Wednesday, 11 February 2015

Introducing the Livestock to the Whole of Burwell Fen

The end of January saw a new start for the livestock on Burwell Fen. On a blowy Friday lunch time the Ranger team opened the gates to the south side of Burwell Fen to allow the ponies and cattle full access. We have been building to this for a few years, building handling units, constructing fencing and moving the herds over from Adventurer's Fen, so it was very rewarding for us to finally see the animals being able to roam over the entire of Burwell Fen. We called the cattle over to the gate to show them where the new paths through were and to encourage them to explore the new area. They are all keen for a bucket of food so we managed to get most of the herd interested enough to come through the new gateway. We were particularly pleased with Apple, one of the youngest cows, who was very excited to see the new grazing, and completely ignored the food piles in favour of a big juicy patch of rush that she went head first into!

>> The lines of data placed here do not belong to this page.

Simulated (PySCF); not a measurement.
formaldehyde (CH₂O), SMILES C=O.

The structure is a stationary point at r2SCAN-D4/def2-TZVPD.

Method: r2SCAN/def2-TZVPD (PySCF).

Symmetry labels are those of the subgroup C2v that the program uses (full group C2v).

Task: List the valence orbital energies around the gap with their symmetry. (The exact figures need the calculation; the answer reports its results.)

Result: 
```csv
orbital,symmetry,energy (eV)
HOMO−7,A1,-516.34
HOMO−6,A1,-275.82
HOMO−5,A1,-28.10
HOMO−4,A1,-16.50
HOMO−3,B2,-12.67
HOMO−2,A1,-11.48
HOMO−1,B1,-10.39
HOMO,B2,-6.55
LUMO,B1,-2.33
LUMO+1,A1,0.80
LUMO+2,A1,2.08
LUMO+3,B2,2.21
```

They heard the call and came plodding.

Hannah leading the keenest through first

As the horses move around more than the cows, we felt they would find their way through on their own. They seemed a bit tentative for the first few days, with only the more adventurous younger ponies taking the plunge. Once they were all through, however, they haven't looked back. It has certainly made the checks more interesting, finding new routes through the fen to where the animals have decided to graze that day.

First taste of new grass

Apple's mad dash to fresh rush

The animals seem to be enjoying their new range, having not ventured back into the north side since we let them through. It has also been interesting to watch some of the behaviours that access the new widespread area has brought out in the livestock. The bulls are re-asserting their hierarchy, deciding which patch of land they want as their patch, and there has been some posturing and shouting at each other to decide whose in charge. Some of the horses are spending time away from the main herd, the young "bachelor" herd, who are more inquisitive. The main herd, with the young foals, seem to be moving too slow for them, so they go out on their own to investigate the furthest reaches before coming back to the herd.